To start off, everything that has a factor of x in common so . . factor out the x -- this means divide each term by the x.

x(x^2 - x - 6)

Now you will go through the some what laborious process of factor the remaining trinomial . . .

make a list of factors of 6 (I'll ignore the sign for now)

1 * 6

2 * 3

No using these factors and assigning signs as you might need them to make it work . . .can you add or subract to find -1, the coeffiecient of the middle term?

1+6 = 7, -1 + -6 = -7, -1 + 6 = 5 . . .this combo just won't work

2 + -3 = -1 . . .so use 2 and -3 when we go back to rewrite the problem . . .

x(x^2 + **2**x + **-3**x - 6) next group and factor the smaller groups

x[ (x^2 + 2x) + (-3x - 6)]

looking at (x^2 + 2x) they have a x in common so

x(x + 2)

looking at (-3x - 6), they have a -3 in common so . .

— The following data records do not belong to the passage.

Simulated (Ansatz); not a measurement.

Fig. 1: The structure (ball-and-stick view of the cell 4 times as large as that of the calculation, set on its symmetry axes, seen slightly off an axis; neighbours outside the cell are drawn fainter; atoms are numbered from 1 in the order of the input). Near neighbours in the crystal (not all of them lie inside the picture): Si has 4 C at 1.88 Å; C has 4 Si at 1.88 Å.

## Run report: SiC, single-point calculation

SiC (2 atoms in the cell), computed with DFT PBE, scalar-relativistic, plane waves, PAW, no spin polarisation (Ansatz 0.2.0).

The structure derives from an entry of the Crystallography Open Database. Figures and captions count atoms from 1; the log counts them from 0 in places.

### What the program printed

-3(x + 2) -> remember -6/-3 = +2

so now we have . . .

x[x(x + 2) + -3(x + 2)]

Notice that there is a matching (x + 2) for each grouping . . if you pull this out front .. . you will use the rest as the final factor . . . .

x (x + 2) (x + -3)

This is your factored form!

As it appears to me the answer posted above is not sticking to the main question, that is to find factors of given expression. This can be done in a much simpler way as follows.

x^3 - x^2 - 6x = x*[x^2 - x - 6] = x*[x^2 - 3x + 2x - 6]

= x*[x*(x - 3) + 2*(x - 3)] = x*(x - 3) *(x + 2)

Therefore factors of the given expression are x, (x - 3), and (x + 2)

The factored form of x^3-x^2-6x is required.

First factor out the common term x which is present in all the terms of the expression.

x^3-x^2-6x

= x(x^2 - x - 6)

Now write -1 as a sum of two numbers such that their product is equal to -6. This can be done as -1 = 3 - 2

= x(x^2 - 3x + 2x - 6)

= x(x(x - 3) + 2(x - 3))

= x(x - 3)(x + 2)

The factored form of x^3-x^2-6x = x(x - 3)(x + 2)

x^3-x^2-6

=x(x^2-6x-6)=x(x^2+2x-3x-6)=x{x(x+2)-3(x+2)}=x{(x+2)(x3)}=x(x+2)(x-3).

Alternative procedure:

The given expression has obviously a factor x. So, x^3-x^2-6=**x **(x^2-x-6)

Now, consider the quadratic factor x^2-x-6 :

Let x^2-x-6 = (x+A)(x+B) . Let us determine A and B.

x^2-x-6=x^2+(A+B)x+AB

Comparing the coefficients of x^2, x and constant terms on both sides we get:

1/1=-1/(A+B) = -6/(AB) . From this we get two independent equations by which we can determine A and B as follows:

AB=-6 (1) and

A+B=-1. (2)

A-B=sqrt[(A+B)^2-4AB)^(1/2)]= [1-4(-6)]^(1/2)=5

A-B =5 (3)

From (2) and (3), by adding 2A=-1+5=4 or A = 4/2=2

And (3)-(2) : -2B=5-(-1)=6 or or B= 6/(-2)= -3.

Therefore, x^2-x-6=(x+2)(x-3).

Therefore,x^3-x-6x =x(x^2-x-6)= x(x+2)(x-3).

Hope this helps.